Bias isn’t the only problem with credit scores—and no, AI can’t help

We already knew that biased data and biased algorithms skew automated decision-making in a way that disadvantages low-income and minority groups. For example, software used by banks to predict whether or not someone will pay back credit-card debt typically favors wealthier white applicants. Many researchers and a slew of start-ups are trying to fix the problem by making these algorithms more fair.

But in the biggest ever study of real-world mortgage data, economists Laura Blattner at Stanford University and Scott Nelson at the University of Chicago show that differences in mortgage approval between minority and majority groups is not just down to bias, but to the fact that minority and low-income groups have less data in their credit histories.

This means that when this data is used to calculate a credit score and this credit score used to make a prediction on loan default, then that prediction will be less precise. It is this lack of precision that leads to inequality, not just bias.

The implications are stark: fairer algorithms won’t fix the problem.

“It’s a really striking result,” says Ashesh Rambachan, who studies machine learning and economics at Harvard University, but was not involved in the study. Bias and patchy credit records have been hot issues for some time, but this is the first large-scale experiment that looks at loan applications of millions of real people.

Credit scores squeeze a range of socio-economic data, such as employment history, financial records, and purchasing habits, into a single number. As well as deciding loan applications, credit scores are now used to make many life-changing decisions, including decisions about insurance, hiring, and housing.

To work out why minority and majority groups were treated differently by mortgage lenders, Blattner and Nelson collected credit reports for 50 million anonymized US consumers, and tied each of those consumers to their socio-economic details taken from a marketing dataset, their property deeds and mortgage transactions, and data about the mortgage lenders who provided them with loans.

One reason this is the first study of its kind is that these datasets are often proprietary and not publicly available to researchers. “We went to a credit bureau and basically had to pay them a lot of money to do this,” says Blattner.

Noisy data

They then experimented with different predictive algorithms to show that credit scores were not simply biased but “noisy,” a statistical term for data that can’t be used to make accurate predictions. Take a minority applicant with a credit score of 620. In a biased system, we might expect this score to always overstate the risk of that applicant and that a more accurate score would be 625, for example. In theory, this bias could then be accounted for via some form of algorithmic affirmative action, such as lowering the threshold for approval for minority applications.

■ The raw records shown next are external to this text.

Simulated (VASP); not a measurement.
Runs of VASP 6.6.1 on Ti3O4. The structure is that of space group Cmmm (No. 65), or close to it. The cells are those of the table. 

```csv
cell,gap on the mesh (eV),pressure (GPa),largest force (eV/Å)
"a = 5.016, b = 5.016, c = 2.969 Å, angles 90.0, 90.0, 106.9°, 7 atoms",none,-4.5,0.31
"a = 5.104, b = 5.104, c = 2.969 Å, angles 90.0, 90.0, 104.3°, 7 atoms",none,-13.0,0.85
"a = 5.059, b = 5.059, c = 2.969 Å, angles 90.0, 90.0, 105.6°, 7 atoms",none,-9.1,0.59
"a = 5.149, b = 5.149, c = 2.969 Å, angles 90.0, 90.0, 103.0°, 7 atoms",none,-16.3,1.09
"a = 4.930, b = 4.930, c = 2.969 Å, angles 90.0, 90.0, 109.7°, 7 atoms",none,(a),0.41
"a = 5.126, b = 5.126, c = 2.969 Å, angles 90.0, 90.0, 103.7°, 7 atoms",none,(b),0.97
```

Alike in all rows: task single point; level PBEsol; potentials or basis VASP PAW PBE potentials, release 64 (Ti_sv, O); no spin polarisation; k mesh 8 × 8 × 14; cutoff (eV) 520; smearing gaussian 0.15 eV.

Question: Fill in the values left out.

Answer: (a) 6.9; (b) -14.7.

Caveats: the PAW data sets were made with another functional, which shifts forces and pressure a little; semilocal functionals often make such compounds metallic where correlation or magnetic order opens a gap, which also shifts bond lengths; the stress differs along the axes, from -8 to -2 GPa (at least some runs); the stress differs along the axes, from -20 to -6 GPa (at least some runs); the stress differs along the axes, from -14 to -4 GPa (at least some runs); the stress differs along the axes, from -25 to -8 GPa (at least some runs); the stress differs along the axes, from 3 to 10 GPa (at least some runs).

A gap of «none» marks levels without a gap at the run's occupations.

But Blattner and Nelson show that adjusting for bias had no effect. They found that a minority applicant’s score of 620 was indeed a poor proxy for her creditworthiness but that this was because the error could go both ways: a 620 might be 625, or it might be 615.

This difference may seem subtle, but it matters. Because the inaccuracy comes from noise in the data rather than bias in the way that data is used, it cannot be fixed by making better algorithms.

“It’s a self-perpetuating cycle,” says Blattner. “We give the wrong people loans and a chunk of the population never gets the chance to build up the data needed to give them a loan in the future.”

Blattner and Nelson then tried to measure how big the problem was. They built their own simulation of a mortgage lender’s prediction tool and estimated what would have happened if borderline applicants who had been accepted or rejected because of inaccurate scores had their decisions reversed. To do this they used a variety of techniques, such as comparing rejected applicants to similar ones who had been accepted, or looking at other lines of credit that rejected applicants had received, such as auto loans.

Putting all of this together, they plugged these hypothetical “accurate” loan decisions into their simulation and measured the difference between groups again. They found that when decisions about minority and low-income applicants were assumed to be as accurate as those for wealthier, white ones the disparity between groups dropped by 50%. For minority applicants, nearly half of this gain came from removing errors where the applicant should have been approved but wasn’t. Low income applicants saw a smaller gain because it was offset by removing errors that went the other way: applicants who should have been rejected but weren’t.

Blattner points out that addressing this inaccuracy would benefit lenders as well as underserved applicants. “The economic approach allows us to quantify the costs of the noisy algorithms in a meaningful way,” she says. “We can estimate how much credit misallocation occurs because of it.”

Righting wrongs

But fixing the problem won’t be easy. There are many reasons that minority groups have noisy credit data, says Rashida Richardson, a lawyer and researcher who studies technology and race at Northeastern University. “There are compounded social consequences where certain communities may not seek traditional credit because of distrust of banking institutions,” she says. Any fix will have to deal with the underlying causes. Reversing generations of harm will require myriad solutions, including new banking regulations and investment in minority communities: “The solutions are not simple because they must address so many different bad policies and practices.”

One option in the short term may be for the government simply to push lenders to accept the risk of issuing loans to minority applicants who are rejected by their algorithms. This would allow lenders to start collecting accurate data about these groups for the first time, which would benefit both applicants and lenders in the long run.

A few smaller lenders are starting to do this already, says Blattner: “If the existing data doesn’t tell you a lot, go out and make a bunch of loans and learn about people.” Rambachan and Richardson also see this as a necessary first step. But Rambachan thinks it will take a cultural shift for larger lenders. The idea makes a lot of sense to the data science crowd, he says. Yet when he talks to those teams inside banks they admit it’s not a mainstream view. “They’ll sigh and say there’s no way they can explain it to the business team,” he says. “And I’m not sure what the solution to that is.”

Blattner also thinks that credit scores should be supplemented with other data about applicants, such as bank transactions. She welcomes the recent announcement from a handful of banks, including JPMorgan Chase, that they will start sharing data about their customers’ bank accounts as an additional source of information for individuals with poor credit histories. But more research will be needed to see what difference this will make in practice. And watchdogs will need to ensure that greater access to credit does not go hand in hand with predatory lending behavior, says Richardson.

Many people are now aware of the problems with biased algorithms, says Blattner. She wants people to start talking about noisy algorithms too. The focus on bias—and the belief that it has a technical fix—means that researchers may be overlooking the wider problem.

Richardson worries that policymakers will be persuaded that tech has the answers when it doesn’t. “Incomplete data is troubling because detecting it will require researchers to have a fairly nuanced understanding of societal inequities,” she says. “If we want to live in an equitable society where everyone feels like they belong and are treated with dignity and respect, then we need to start being realistic about the gravity and scope of issues we face.”